Sql-server – Abbreviations in full text search index

full-text-searchsql serversql-server-2012

I have a text column containing various words that have been shortened into abbreviations. For example, instead of "insured", the column might contain "insd". I understand I can use a thesaurus file to create a list of synonyms, effectively allowing a search for "insd" to return rows that contain both "insured" and "insd". Perfect.

However, some of the other abbreviations in the column contain "special" characters, like a slash or an ampersand, such as:

t/p - third party
o/s - other side
p/p - per person
i&o - inside and out

Is there some way I can make CONTAINS or FREETEXT understand queries containing these words? For instance:

SELECT *
FROM dbo.MyTable
WHERE FREETEXT(MyColumn, 't/p');

I've created the thesaurus file, tsenu.xml in the correct location for the instance:

<XML ID="Microsoft Search Thesaurus">
    <thesaurus xmlns="x-schema:tsSchema.xml">
    <diacritics_sensitive>0</diacritics_sensitive>
        <expansion>
            <sub>insured</sub>
            <sub>insd</sub>
        </expansion>
        <expansion>
            <sub>t/p</sub>
            <sub>third party</sub>
        </expansion>
        <expansion>
            <sub>o/s</sub>
            <sub>other side</sub>
        </expansion>
        <expansion>
            <sub>p/p</sub>
            <sub>per person</sub>
        </expansion>
    </thesaurus>
</XML>

And loaded it using EXEC sys.sp_fulltext_load_thesaurus_file 1033;, however the query returns unpredictable results.

Best Answer

When you want to add words involving special characters that you want treated as a single word, you will want to create a custom dictionary.

Creating Custom Dictionaries for special terms to be indexed ‘as-is’ in SQL Server 2008 Full-Text Indexes

Be aware that custom dictionaries are limited in size, plus the larger the dictionary the slower fulltext can become.

Custom dictionaries are great when you have a limited set of words to add like AT&T or M&Ms which are words with special characters that might be used over and over that you wanted treated as a single word instead of the default word breaking behavior.

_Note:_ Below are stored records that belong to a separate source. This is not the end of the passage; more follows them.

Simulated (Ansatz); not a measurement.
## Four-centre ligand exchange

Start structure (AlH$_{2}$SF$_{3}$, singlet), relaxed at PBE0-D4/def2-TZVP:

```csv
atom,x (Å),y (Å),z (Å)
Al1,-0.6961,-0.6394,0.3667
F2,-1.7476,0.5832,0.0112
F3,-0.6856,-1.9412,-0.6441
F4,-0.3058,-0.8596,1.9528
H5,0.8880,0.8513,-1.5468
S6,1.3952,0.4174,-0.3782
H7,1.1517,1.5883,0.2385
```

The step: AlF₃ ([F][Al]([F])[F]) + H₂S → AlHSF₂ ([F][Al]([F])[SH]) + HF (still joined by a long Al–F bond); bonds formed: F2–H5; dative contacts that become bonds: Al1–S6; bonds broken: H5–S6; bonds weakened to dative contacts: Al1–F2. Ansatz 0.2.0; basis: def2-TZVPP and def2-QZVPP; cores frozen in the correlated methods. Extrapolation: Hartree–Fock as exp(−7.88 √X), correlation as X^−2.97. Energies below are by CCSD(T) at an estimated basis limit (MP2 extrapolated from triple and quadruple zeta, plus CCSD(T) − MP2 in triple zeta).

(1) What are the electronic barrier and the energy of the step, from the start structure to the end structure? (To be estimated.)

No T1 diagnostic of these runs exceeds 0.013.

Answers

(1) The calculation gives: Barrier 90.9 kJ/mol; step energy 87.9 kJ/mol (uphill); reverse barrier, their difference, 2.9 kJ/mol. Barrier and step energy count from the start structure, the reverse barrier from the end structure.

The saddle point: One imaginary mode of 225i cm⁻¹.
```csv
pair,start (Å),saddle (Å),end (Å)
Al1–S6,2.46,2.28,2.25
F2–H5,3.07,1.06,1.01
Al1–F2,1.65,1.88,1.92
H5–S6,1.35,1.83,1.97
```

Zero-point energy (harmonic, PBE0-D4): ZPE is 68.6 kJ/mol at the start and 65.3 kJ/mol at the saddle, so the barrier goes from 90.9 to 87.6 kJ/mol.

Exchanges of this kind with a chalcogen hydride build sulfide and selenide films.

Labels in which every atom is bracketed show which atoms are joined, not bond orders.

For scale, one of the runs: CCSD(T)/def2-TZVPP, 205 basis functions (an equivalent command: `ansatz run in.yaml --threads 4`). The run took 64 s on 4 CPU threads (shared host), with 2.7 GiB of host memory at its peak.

Custom dictionaries are not great for for words like part numbers (ex. JY-14562, PTW-14432, etc.) where every row in a table would result in a new entry in the custom dictionary. You could potentially have several hundred thousand or more unique part numbers. That would not be a good use for custom dictionary. If you need this type of behavior, you are better off writing your own word breaker. Creating word breakers is not well documented nor easy to create, but it does allow you to decide how you want words broken when you encounter special characters.